Eyes and ears for drones.
To some people--notably 'the-man-in-the-street'--such robot aircraft are 'new concepts', but the reality is that recce drones have been around since the 1960s. As technology has provided better performance and reliability plus a reduction in size and weight of the systems, their use has been expanded and accelerated. From pure reconnaissance, the recce drone has been brought into an enlarged portfolio embracing intelligence, surveillance, target acquisition and reconnaissance; now often referred to as istar.

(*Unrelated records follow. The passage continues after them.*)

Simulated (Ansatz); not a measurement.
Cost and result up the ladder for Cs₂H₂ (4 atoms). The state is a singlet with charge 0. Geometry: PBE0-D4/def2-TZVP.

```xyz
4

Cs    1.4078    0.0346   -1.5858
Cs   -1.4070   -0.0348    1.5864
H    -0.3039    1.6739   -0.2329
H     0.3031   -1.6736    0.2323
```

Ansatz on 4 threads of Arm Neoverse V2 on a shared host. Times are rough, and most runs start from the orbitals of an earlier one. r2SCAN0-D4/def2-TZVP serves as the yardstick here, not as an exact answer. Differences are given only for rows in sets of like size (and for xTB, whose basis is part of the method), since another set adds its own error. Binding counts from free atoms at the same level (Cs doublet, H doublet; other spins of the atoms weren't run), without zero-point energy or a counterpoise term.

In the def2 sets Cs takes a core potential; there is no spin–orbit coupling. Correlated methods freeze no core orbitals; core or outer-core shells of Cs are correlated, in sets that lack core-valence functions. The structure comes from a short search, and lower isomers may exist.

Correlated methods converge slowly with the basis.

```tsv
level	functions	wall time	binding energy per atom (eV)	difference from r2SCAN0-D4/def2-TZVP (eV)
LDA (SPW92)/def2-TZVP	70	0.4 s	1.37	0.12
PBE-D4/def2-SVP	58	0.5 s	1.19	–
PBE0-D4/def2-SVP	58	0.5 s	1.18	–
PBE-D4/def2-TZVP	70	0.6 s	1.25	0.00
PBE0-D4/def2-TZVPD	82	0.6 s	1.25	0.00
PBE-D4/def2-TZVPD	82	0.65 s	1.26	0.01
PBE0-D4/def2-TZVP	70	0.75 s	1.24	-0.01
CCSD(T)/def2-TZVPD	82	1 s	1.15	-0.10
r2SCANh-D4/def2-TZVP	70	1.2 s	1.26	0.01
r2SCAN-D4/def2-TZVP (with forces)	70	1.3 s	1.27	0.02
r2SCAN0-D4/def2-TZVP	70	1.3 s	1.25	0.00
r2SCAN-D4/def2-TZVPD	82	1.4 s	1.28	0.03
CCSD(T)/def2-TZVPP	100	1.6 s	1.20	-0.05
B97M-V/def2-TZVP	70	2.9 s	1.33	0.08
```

Recce drones have come a long way since the BQM-34 Firebee and BQM-74 Chukar target drones were adapted to carry cameras and air-launched from a modified C-130 Hercules over Vietnam in the mid-1960s. Their initial raison d'etre was to take recce photographs. While this is still the case for today's aircraft, onboard electronics miniaturisation also enables them to be used for other types of intelligence-gathering missions and as a countermeasures platform. They have even been adapted to perform as weapons carriers--the Unmanned Combat Air Vehicle (Ucav) role--although that is outside the scope of this feature.
Eyes in the Sky
The original camera systems carried to snoop on the enemy were traditional 'wet film' cameras (as still was the case of the CL 289 in Kosovo, for example). This meant that the drones had to be used in good weather to take their pictures, then recovered to a base, the film processed and analysed and the results relayed to the command authority. The process was, to all intents and purposes, a parallel of the manned recce aircraft mission.
Today, wet film has all but vanished, and electro-optical sensors (digital photography) have taken its place, recording the images on videotape and digital videodisks. Also, by using low-light charge-coupled device cameras, thermal imagers, infrared sensors and full-up flir systems, their images can be taken by day and night and in inclement weather conditions. Additionally, their digital format allows images to be relayed to the ground by datalink, where all the tricks of computer-aided image enhancement can be applied. Thus the gap between 'discovery' and 'destruction' (sensor to shooter time) is much reduced and drones have emerged from being purely tactical systems to strategic ones.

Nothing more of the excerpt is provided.